NewsCult Entertainment Editor Jeffrey Malone watches every new episode of Saturday Night Live and then organizes the sketches into the following categories: “Love It” (potentially Best of the Season-worthy), “Keep It” (perfectly adequate), or “Leave It” (in need of a rewrite, to say the least). Then he concludes with assessments of the host and musical guest.
Peppy Ronnie’s Pizza Party – This scene about a late-night arrest at a Chuck E. Cheese-style pizzeria is similar to last season’s “Space Pants,” insofar as a kitschy performance threatens to derail a criminal situation. This does not quite reach the stellar heights of Jonathan Comets, as the Peppy Ronnie’s crew is a lower-stakes distraction. But animatronic bands are hilarious enough on their own, and reactions from Kenan Thompson provide just the right sort of flavoring.

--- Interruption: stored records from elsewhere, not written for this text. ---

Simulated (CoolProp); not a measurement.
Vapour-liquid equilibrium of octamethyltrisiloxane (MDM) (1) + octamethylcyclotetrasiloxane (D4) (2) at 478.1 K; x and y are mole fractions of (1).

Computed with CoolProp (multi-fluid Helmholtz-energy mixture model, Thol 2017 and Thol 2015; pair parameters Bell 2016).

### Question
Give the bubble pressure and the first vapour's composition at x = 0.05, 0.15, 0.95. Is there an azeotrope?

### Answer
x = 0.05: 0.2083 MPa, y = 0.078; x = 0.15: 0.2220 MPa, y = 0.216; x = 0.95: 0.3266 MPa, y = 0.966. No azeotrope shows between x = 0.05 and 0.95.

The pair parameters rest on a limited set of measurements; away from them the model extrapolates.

Aziz Ansari is a seasoned stand-up, which pretty much always guarantees a solid Monologue; I appreciate his advocacy for news reports of brown people eating nachos and changing scary-sounding Islam music to something Benny Hill-style… Bobby Moynihan’s Ganz, of Broderick & Ganz, is a kidney-less personal injury lawyer whose incompetence knows no bounds or predictability…The police Interrogation of a man who only kind of liked La La Land wins special recognition for clever comic exaggeration…Michael and Colin are on fire, post-Inauguration…Leslie Jones is more on topic than usual (despite Che’s hilarious “that was about Hidden Figures?” comment) as she examines where else African-American accomplishments are hidden and points out that the Predator is from space…Five Stars is an understated take on five-star culture, perhaps a response to a hysterical (though pointed) Black Mirror episode.
Beat the Bookworm – A genius whose job it is to be more knowledgeable than every contestant of a particular game show should really brush up on his pop culture. Literature is not the only medium through which insight can be gleaned. It is 2017, after all, thus Aziz Ansari’s bookworm should know what’s what. Of course, that is the joke, so that logic problem is not necessarily also a comedic problem, but it can be an issue when that joke is explained too obviously at the start of the sketch. However, that does not ruin the hilarity of guesses like “too legit to jive,” “don’t go chasing nugs,” and “Michael Jackson, King of the Jews.”
SNL’s own Olya Povlatsky joins Vlad Puty in A Paid Message from the Russian Federation; she gets her fish pension, we get our broad lunacy…Jake Rocheck’s report from the Friend Zone is as reductive as that concept often is, but the details are colorful…Melissa Villasenor shines with her Owen Wilson and Wanda Sykes impressions as she and Aziz Ansari struggle with absurd, often alarming dirty talk during their scheduled Sunday Sex.
To Sir with Love – It is times like these when I want to make clear that the segments I label “Leave It” are not necessarily bad or completely without merit. Rather, there is something fundamentally off or miscalculated that perhaps could have been corrected. Cecily Strong and Sasheer Zamata’s performance of the theme song from the 1959 Sidney Poitier/Lulu film as tribute to Obama is at first not comedic at all. Such total earnestness is odd when directed towards an outgoing president, even when it is as understandable in this case. The song concludes with a gift presentation, which brings up some awkwardness, and I wish there had been more of that. So, this wasn’t exactly bad, I just wish it had more room to make an impression.
Kellyanne Conway turns into Roxie Hart, and the idea that she did it all for the fame is well and good, but the actual performance is kind of bland.
Aziz Ansari’s specialties are conversational stand-up and whiny supporting characters. In this episode, he gets to play both, as well as he we expect him to. Apparently he is also great as an animatronic rock star – who knew? He kind of fades into the background a bit, but not in the way that hurts the show. That is an underrated quality in a host, but a valuable one nonetheless.
In his first number, “Bounce Back,” the erstwhile Sean Michael Leonard Anderson talks about taking “an L” the night before. In a New York state of mind, it sounds like he is talking about a subway ride, but as a Michigander, that L probably refers to “loss.” Either way, it is an endearing lyric. Big Sean strikes me as the sort of rapper whose rhymes are decent but who needs a really killer beat to take it to the next level, and those beats for his two songs here are not particularly special. Perhaps those more deeply steeped in hip-hip might be able to appreciate something that I am missing, so I will defer to them, but for now I must be honest about the lack that I notice.
I’ll be back in two weeks to let you know what I’m loving, keeping, and leaving from host Kristen Stewart and musical guest Alessia Cara.